Last Updated 29 August 2015, 18:30 IST
Why are we so fascinated by the bibliomania of biblioklepts (a person who steals books)? Are we drawn to bibliomania because they seem to say something about the nature of our relationship to books? That it is more intimate and more complex than we imagined?

I’m not talking here of fairly harmless biblioklepts; books nicked because someone was too poor to buy a book they needed or felt it had to be rescued and brought to light from some run-down library that didn’t care for it. But I talk of the biblioklepts of the book world for whom it is more than an obsession, where it’s a kind of madness exemplified best by Flaubert’s monk.

And then, of course, there are the professional book thieves who commit book crimes for profit. In May 2002, a naval officer named Stanislas Gosse was caught with three suitcases containing 300 ancient religious manuscripts and precious illuminated books that he had plundered over the years from various monasteries. He would sneak the volumes out at night, and his getaway vehicle was a bicycle!

And in January 2009, 60-year-old Iranian businessman and book collector Farhad Hakimzadeh was found stealing pages from rare books in the Bodleian library, UK. He had been doing this undetected for seven years. He was snipping out pages, he later said, to augment his own fine collection of antiquarian books. One of the pages he had cut out was a 500-year-old map worth 32,000 pounds. Before passing sentence on Hakimzadeh, the judge paused to say, “You have a deep love of books, perhaps so deep that it goes to excess.”

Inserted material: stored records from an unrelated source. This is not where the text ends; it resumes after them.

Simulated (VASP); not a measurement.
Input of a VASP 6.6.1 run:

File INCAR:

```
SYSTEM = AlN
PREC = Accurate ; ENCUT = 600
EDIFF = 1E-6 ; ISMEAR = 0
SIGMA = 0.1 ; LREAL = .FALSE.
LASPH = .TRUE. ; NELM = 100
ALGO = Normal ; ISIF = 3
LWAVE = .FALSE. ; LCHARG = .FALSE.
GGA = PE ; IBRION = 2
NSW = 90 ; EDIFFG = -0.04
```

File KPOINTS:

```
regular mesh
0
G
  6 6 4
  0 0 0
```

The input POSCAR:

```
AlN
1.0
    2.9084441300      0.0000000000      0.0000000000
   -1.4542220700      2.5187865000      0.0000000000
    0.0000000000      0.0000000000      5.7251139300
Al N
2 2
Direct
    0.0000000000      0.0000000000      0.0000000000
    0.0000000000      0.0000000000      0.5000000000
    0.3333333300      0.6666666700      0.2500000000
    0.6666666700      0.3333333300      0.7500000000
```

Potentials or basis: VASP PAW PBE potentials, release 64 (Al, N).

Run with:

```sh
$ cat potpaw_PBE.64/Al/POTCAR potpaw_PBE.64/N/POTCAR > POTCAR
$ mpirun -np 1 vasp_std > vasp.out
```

And the British press noted that Hakimzadeh “slowly nodded his head.” These men liked to call themselves ‘gentlemen thieves’; obsessed academics who offered their bibliomania as defence: that they were rescuing these books from being abandoned in libraries.

In 2005, a book thief who was also a master of disguise — William Jacques alias David Fletcher — was arrested for stealing books worth more than a million pounds from the London library. The most infamous book thief in history is probably Stephen Blumberg who stole 23,600 rare books from 268 libraries, estimated at 20 million dollars. Though he had only passed high school, he would masquerade as a professor in university libraries.

His modus operandi included wearing long coats with specially sewn long pockets inside and hiding in the library after it closed. He didn’t see it as stealing, he saw it as building a unique collection of books. At his trial he said he always meant to return them. He had preserved them carefully in an old house, storing the books in 180 bookcases that went from floor to ceiling. To get the glue off the library cards, he would lick them. He licked the glue off a hundred books a day and would stop only when he got sick.

His lawyers pleaded insanity as defence,  but the judges wouldn’t buy it. Librarians were outraged and felt Blumberg had given bibliomania a bad name. Some book collectors saw his passion for books as something noble, even romantic. The problem with both arguments is that they are too cut and dried.

Between 2001 and 2003, this was typically how the rare book thief John Gilkey operated: using stolen credit card numbers he would place the order over telephone and tell the bookstore that he was too busy to come himself and would be sending someone to pick up the book on his behalf. He would stroll into the bookshop a few hours later and ask for the book.

Only weeks later would the bookseller realise the charge was fraudulent. Among the many first or rare editions he stole were Joseph Heller’s Catch-22 ($3,500), Joseph Conrad’s Lord Jim ($3,000), Samuel Beckett’s No’s Knife ($850), Kerouac’s On the Road ($4,500) and first editions of Winnie-the-Pooh. In all, perhaps books worth $200,000.

Now, what set Gilkey apart from most book thieves is that he did not steal for profit but to collect. He had come under the spell of first editions and fine books, and wanted to own them.

He didn’t have the means to buy them, so he helped himself to these books because he felt entitled to them. He didn’t think of it as stealing — he is quoted as saying that taking a book from a library would be stealing. Like other notorious biblioklepts, Stephen Blumberg and Gilkey stole for the love of books.

Author Allison Bartlett who wrote a book on Gilkey refers to an incident that happened on March 14, 2001, when he visited a well-known antiquarian bookstore in San Francisco and said, “I’m looking for a gift. Something in the $ 2,000 to 3,000 range.

The bookstore suggested a special two-volume set of The Mayor of Casterbridge, a first edition priced at $ 2,500. Gilkey then read his credit card number to the bookstore clerk and said he would pick up the book in the afternoon. The bookstore had it wrapped and ready to be picked up. A man rushed in later in the day, said he was in a hurry, and left with the book.

In the end, Bartlett notes that the bibliomania of rare book thieves reveals “people’s intimate and complex and sometimes dangerous relationship to books.”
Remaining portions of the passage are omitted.